The information space in Ukraine consists of two parallel streams of news. The first revolves around the war and its surrounding developments: events on the frontlines, ammunition supplies, sanctions, summits, conferences, and negotiations. The second stream covers news on bribery, dubious tenders, raids, arrests, officials purchasing luxury real estate or cars, and trips abroad for vacations, among other things.

And since there haven't been many significant media events on the frontline lately, news about bribery raids and similar scandals seem to take up even more space than the actual war.
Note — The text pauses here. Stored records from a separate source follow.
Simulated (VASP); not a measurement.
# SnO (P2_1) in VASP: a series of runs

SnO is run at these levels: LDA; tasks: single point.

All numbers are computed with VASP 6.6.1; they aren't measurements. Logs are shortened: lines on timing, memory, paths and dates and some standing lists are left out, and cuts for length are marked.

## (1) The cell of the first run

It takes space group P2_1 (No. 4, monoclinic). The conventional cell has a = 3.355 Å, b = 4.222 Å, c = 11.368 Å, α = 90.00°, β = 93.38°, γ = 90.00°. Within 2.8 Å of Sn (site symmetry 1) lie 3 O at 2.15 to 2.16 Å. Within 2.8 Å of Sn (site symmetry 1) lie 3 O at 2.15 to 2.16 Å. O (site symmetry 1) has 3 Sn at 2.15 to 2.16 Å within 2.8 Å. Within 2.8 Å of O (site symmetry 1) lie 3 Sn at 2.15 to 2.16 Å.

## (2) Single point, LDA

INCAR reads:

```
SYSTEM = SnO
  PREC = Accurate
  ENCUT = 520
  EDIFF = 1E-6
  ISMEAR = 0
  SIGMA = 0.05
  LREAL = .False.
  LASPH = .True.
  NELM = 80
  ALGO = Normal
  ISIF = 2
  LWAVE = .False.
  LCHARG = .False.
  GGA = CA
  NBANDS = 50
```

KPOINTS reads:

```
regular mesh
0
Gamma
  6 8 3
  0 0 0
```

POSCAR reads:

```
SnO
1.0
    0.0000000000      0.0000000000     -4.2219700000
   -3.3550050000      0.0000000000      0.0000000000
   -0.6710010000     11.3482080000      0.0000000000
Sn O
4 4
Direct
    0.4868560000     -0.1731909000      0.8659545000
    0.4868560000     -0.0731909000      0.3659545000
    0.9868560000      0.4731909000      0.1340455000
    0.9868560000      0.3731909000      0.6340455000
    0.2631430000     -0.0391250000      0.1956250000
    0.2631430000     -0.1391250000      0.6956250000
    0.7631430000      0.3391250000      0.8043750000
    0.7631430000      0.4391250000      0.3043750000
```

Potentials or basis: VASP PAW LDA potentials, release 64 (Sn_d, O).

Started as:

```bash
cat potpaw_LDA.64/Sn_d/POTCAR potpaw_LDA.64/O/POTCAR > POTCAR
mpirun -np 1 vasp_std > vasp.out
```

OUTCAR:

Just in the past few days, the controversial tenders for TV series production by the State Cinema Agency have become the last straw leading to the dismissal of the Culture Minister, Oleksandr Tkachenko. Questions regarding Tkachenko had been accumulating for quite some time, with RBC-Ukraine insiders at the Presidential Office mentioning him as one of the top candidates to be removed from the government. Amidst an unremarkable telethon, which Tkachenko oversaw, and recent scandals involving the Ministry of Culture, patience within the Presidential Office clearly reached its limit.

Between the frontline and the homefront: Why political scandals resurfaced amid the warEx-Ukrainian Minister of Culture and Information Policy Oleksandr Tkachenko (Photo: Vitalii Nosach, RBC-Ukraine)

Last week, there was the case of the "Servant of the People" party MP Yurii Aristov vacationing in the Maldives. The situation with Odessa's military commissar Borisov also escalated, leading to his arrest and the seizure of his assets.

These recent scandals are not isolated incidents. Not long ago, there were other similar cases, such as the corruption charges against the MP from the Servant of the People party, Liudmyla Marchenko, caught accepting bribes and caught on camera throwing money over the fence of her house. Another colleague from the same party, Bohdan Torokhtii, along with his wife, purchased three expensive cars during the full-scale war and went on vacation to Bulgaria, where his wife also acquired real estate.

"One can see that people are now divided into those who are actively supporting the army on the frontline, those who are trying to make ends meet in the rear, and those who seem to be oblivious to it all, accepting bribes, acquiring property, and so on," said one government representative in a conversation with RBC-Ukraine.

Another insider advises interacting with property developers and luxury car dealerships to understand how the demand for luxury housing and cars has surged lately. In the current circumstances, the corrupt layer (taking advantage of the lack of declaration) considers this a reliable way to invest capital.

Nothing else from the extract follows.